Journal #42


8/2/05


It feels great to finally be home.

I'm not sure at what point Gounou-Gaya has stopped being simply 'post,' or 'site,' and begun to feel like 'home,' but either way I'm glad to be back after almost two very long months in N'Djamena.

I find a ride with a car from DED, one of the German NGO's based in Pala. As the Land Cruiser pulls up, the usual swarm of kids gather around, although I'm not sure if it's the shiny white truck or me which interests them more. The difference from the first time I pulled up here is that now I actually know their names, and I'm no longer just the random white guy who lives behind their house to them.

There's Tanga, the oldest of Marc's daughters at seven years old, beaming as she shifts 1.5-year-old Dakassia around in the sling attaching her to her back. On a side note, it always amazes me to see little kids here, sometimes as young as four, doing incredible amounts of work. The girls carry babies on their back, sweep the yard and haul wood on their heads; the boys run errands, dig in the millet fields, and herd cattle three times their size– they really do grow up fast, and work harder than most of us in the developed world ever will.

Tanga is holding back Ka-Idi, her five-year-old sister, who's wearing nothing but a ragged pair of '101 Dalmatians' underwear, and waving hysterically as I get out of the truck. Next to her is Hophyra, who at three sports a huge potbelly, and seems to have a fundamental problem with the idea of wearing clothes.

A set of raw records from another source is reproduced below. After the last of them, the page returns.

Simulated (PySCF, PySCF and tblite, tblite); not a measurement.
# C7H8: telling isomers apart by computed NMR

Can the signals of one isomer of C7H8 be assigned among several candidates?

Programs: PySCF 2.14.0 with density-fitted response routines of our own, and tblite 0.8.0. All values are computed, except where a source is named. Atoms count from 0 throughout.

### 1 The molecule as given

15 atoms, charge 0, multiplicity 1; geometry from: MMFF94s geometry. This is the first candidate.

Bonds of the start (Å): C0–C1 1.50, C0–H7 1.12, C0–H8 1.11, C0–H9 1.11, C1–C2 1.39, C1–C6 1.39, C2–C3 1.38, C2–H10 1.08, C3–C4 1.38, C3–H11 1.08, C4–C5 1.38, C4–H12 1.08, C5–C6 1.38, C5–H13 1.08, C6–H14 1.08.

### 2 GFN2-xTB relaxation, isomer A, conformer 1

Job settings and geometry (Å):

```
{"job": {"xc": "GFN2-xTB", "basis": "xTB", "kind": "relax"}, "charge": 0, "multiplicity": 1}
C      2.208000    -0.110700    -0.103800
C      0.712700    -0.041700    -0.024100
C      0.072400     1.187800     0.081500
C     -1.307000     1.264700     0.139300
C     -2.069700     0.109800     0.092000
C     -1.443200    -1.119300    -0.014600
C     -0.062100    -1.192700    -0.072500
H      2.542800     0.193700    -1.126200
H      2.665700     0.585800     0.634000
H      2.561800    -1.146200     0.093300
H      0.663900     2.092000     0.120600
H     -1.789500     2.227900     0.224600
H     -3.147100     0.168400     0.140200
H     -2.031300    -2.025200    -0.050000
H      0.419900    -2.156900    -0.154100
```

"Nah-than-ehl, han ee bonbonma!" She yells. Nathaniel, give me some candy! In Chad, and much of the rest of Africa, I imagine, it's the responsibility of someone returning from a trip to bring gifts, and Hophyra doesn't waste any time asking. Even Andjati, a little girl living with Samson (who runs the water pump) gets in on the welcoming act.

"Nasarra!" She yells. White guy!

Before I can react, Tanga smacks her on the head, and yells something in Moussei. I hear the words 'Nah-than-yel,' and 'Nasarra,' so I assume she's teling her not to call me that.

A moment later Valaddi approaches me. Even though we almost never talk, due to both language and cultural barriers, she still says "Bonne Arrivée, Nathaniel," and shakes my hand with a vise-like grip in callused hands that have been pounding grain and chopping wood for at least 25 of her 30 years.

Later in the afternoon, Marc gets back from work at the cotton factory, and I walk out to see him. We shake hands, and go through the traditional greeting routine.

Him: "Comment les vacances?" How was the vacation?

Me: "Ça va." It was fine.

Him: "Et la sante?" And your health?

Me: "Ça va."

Him: "Comment la famille?" How's your family?

Me: "Ça va."

Him: "Comment la fatigue?" How's your fatigue?

Me: "Ça va."

And so on. Nobody has ever suggested that Chadian greetings are especially original or informative.

Despite being hounded for gifts by small children, called 'Whitey," and rehashing the blindingly obvious, it's still good to be back. Compared to N'Djamena, people in Gounou-Gaya seem so much friendlier, and actually happy to see me, as opposed to simply wondering what they can get from me because I'm white, and obviously, rich.

Not that things are completely rosy- as I walk in the front door, my house looks like an insect exhibition, with termite colonies protruding from the wall, fleets of crickets hopping around, and giant spider webs in one corner. It's nothing a little cleaning and insecticide won't fix, but it's still annoying. There's more though- later in the evening I'm chatting with Marc– by now the conversation has moved beyond the "Ça va" phase, and I'm actually telling him about the trip. Behind me I suddenly hear yelling, the whistle of a stick cutting through the air, a smack, and a scream. Valaddi is beating Tanga for some unknowable offense, and listening to the sickening 'thwack' as Valaddi brings the stick down again, and again, and again, it's all I can do not to get up, grab the stick from her hands, and shout, "Why!?" Marc, naturally, continues chatting, and I find myself trying to pretend I don't hear the abuse- what we do in the name of cultural integration, I suppose. Maybe that's what has actually made Gounou-Gaya feel like home, being able to tune out something that would have me up in arms back home– if it is though, perhaps 'site,' is a better way to think of it after all.